Sunday, December 14, 2008

Twelve Gifts: #6 ROOM in the INN (Entertaining Angels)

We arrived on the scene in Los Angeles homeless and jobless. We weren’t being utterly foolish. We had both a job and a home lined up -- managing an apartment complex in the San Fernando Valley. But when we arrived in L.A. and called to pick up the key, we got the unbelievable news that they’d sold the building right out from under us while we were on our honeymoon. Welcome to L.A.! The battles there are far-flung and hard won, as we were beginning to discover. But thankfully, we were not friendless.

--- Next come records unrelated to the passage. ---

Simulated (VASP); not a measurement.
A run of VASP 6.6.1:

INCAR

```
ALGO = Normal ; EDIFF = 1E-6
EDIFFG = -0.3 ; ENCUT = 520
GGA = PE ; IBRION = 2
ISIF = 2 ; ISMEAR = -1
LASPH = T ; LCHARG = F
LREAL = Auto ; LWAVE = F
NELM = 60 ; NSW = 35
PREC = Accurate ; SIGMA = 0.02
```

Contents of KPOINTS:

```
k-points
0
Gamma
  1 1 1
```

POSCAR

Jeff called some friends from church, and they invited us to stay in their back bedroom, rent free, until we could find an apartment. I came down with a flu that first night and was in bed with a high fever for most of that first week. Our hosts didn't seem to mind at all, made us feel completely welcome and comfortable. In fact, our first apartment was a studio space that opened up in their complex. Thanks to Dave and Elizabeth, we didn’t have to spend our first two weeks in Los Angeles without a home. They were good to us, and we were very grateful.

. . . . . . . .

A couple of months ago we had the opportunity to open up our own little inn to some road-weary travelers. Jeff's cousin (who we'd barely crossed paths with a time or two in the past twenty years) needed a place to stay, and for who knows how long? But it felt like the right thing to open our doors, and our hearts, to this virtual stranger. A few days turned into a few weeks, and the inn remained open. The amazing thing is, after a few days I’m usually more than ready to see our house guests on their way. But this cousin was different. She was here, off and on, for about six weeks, and I was actually sad to see her leave last weekend. My office doubles as our guest room, and I often have a hard time giving up that space, and that computer, even for a night or two. But somehow I was completely content to be displaced. Hardly noticed any inconvenience. (As many of you may have noticed, the blog went dormant. But even that didn’t seem to matter.)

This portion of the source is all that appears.